I'm still not entirely convinced this needs to stay in the core - other than archiving threads to send to people, I've never used the damn thing.
Why?
Yes, but you didn't finish your sentence...
Oh, yeah, right... So it's hidden in page 15 right? But if you use rare keywords, it'll still show it on page 1, which is better than no results at all (because of printpage not being available.)
Then again, if (and only if) Google's handling of prev/next works as expected on Wedge, then I suppose we can expect it not to need a printpage for that...
Heck, maybe it's already done that way... Because the topic just didn't show up in one go on my browser, it loaded progressively...
I'd say, if mod_gzip and PHP are smart enough to catch the output buffer and gzip parts of it (I believe gzip is suited for chunk transmissions?), then it's not worth worrying too much about memory...
Then again, I'm not exactly a server/Apache/PHP internals specialist, and I probably said something silly.
Same here...
Possibly, what we could do is, instead of directly showing the printpage version, we could hmm... Show a choice to the user: either print the current page, or print the entire topic, or show an archive of the topic for safe-keeping. Then we could handle all of them differently...
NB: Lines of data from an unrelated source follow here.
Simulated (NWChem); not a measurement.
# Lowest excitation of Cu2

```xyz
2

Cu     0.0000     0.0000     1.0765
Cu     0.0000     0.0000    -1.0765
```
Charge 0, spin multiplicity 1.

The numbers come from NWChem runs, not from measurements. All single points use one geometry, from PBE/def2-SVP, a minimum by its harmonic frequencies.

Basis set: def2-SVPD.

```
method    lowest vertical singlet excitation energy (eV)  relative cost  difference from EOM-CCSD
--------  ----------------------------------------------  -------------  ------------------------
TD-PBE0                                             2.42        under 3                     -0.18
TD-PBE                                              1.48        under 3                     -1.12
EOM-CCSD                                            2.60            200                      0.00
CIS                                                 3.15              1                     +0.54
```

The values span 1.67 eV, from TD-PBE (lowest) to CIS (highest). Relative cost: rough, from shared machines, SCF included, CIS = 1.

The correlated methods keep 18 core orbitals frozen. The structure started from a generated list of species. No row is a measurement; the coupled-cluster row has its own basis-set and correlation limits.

Seems like maybe print could really be two plugins a "Save Topic" plugin for those who want to save a topic to send to someone, and a print plug for those who want to offer the option to print. Though really if the save version is printable then really only need a save topic plugin. Maybe even have different file output types depending what extensions the server has. Basic HTML, PDF for those that can ect ect.
If the prev/forward navigation relies on robot_no_index, something's wrong because it shouldn't really be.
No... Google will still index all 15 pages normally. The actual problem is that printpage specifically fucks around with page canonicalisation by having content that isn't at the canonical URL. Even though it's nofollow'd, Google still follows it!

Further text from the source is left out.